Relation to Standards

Print

This 15th edition of the Ethnologue (2005) marked an important milestone in the development of the language identifiers, namely, their emergence as part of the draft international standard, ISO/DIS 639-3. (See History of the Ethnologue for a fuller discussion of the history of the language identifiers.) The aim of that standard is to enable the uniform identification of all known human languages in information systems. ISO 639-3 was devised to enable the uniform identification of all known languages in a wide range of applications, particularly including information systems. It provides as complete an enumeration of languages as possible, including living, extinct, ancient, and constructed languages, whether major or minor. The Ethnologue does not cover this entire scope; it seeks to catalog all known living languages, languages that have gone extinct since the inception of the Ethnologue (1950), and languages that have no native speakers but which are still in use as a second language in certain communities. Ancient, historical, and constructed languages that fall outside this scope are documented by Linguist List.

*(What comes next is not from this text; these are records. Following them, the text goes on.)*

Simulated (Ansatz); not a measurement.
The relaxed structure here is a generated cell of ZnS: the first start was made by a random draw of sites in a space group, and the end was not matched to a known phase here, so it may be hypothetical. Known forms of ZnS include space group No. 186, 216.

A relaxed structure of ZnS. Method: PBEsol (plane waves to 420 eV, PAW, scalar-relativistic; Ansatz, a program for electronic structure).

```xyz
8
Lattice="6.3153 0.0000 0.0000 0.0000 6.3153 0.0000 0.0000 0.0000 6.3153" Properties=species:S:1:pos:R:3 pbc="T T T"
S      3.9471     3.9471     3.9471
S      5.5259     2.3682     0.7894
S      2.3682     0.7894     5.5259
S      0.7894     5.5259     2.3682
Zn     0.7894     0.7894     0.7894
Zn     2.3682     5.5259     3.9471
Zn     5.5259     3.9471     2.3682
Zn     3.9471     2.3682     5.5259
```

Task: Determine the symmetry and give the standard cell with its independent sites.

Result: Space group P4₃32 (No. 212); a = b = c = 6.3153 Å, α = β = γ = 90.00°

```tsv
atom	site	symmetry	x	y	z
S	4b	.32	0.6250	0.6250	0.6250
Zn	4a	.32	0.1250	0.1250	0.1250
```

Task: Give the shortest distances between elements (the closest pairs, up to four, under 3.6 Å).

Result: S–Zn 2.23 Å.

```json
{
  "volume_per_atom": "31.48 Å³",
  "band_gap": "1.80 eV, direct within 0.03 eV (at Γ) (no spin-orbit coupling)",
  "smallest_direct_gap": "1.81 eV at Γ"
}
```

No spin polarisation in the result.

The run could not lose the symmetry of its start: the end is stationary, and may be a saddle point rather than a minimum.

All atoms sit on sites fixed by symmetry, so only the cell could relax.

The most widely used standard for identifying languages in Internet documents (such as in HTTP headers or HTML metadata or in the XMLlang attribute) is RFC 4646 (formerly RFC 3066). In that standard, a three-letter identifier is interpreted as being a code from the ISO 639-2standard. RFC 4646 offers an extension mechanism of tags beginning with x- to handle custom codes for languages not covered in the standard. With the 14th edition of the Ethnologue, we recommended that an RFC 4646 compliant language tag be formed from an SIL three-letter language identifier as follows: x-sil-abc. The situation is now different since the identifiers used in the Ethnologue are a subset of the codes in ISO 639-3, which in turn includes the individual language codes of ISO 639-2 as a subset. We anticipate that the RFC will be revised when ISO 639-3 becomes fully adopted. In the meantime, using an ISO/DIS 639-3 code in a context where a 639-2 code is expected will not lead to misinterpretation, since:

  • If the code is found in the 639-2 code set, then it is in fact the same as that 639-2 code.
  • If the code is not found in the 639-2 code set, then it could be treated as an unknown language, or the 639-3 code set could be consulted to find its denotation.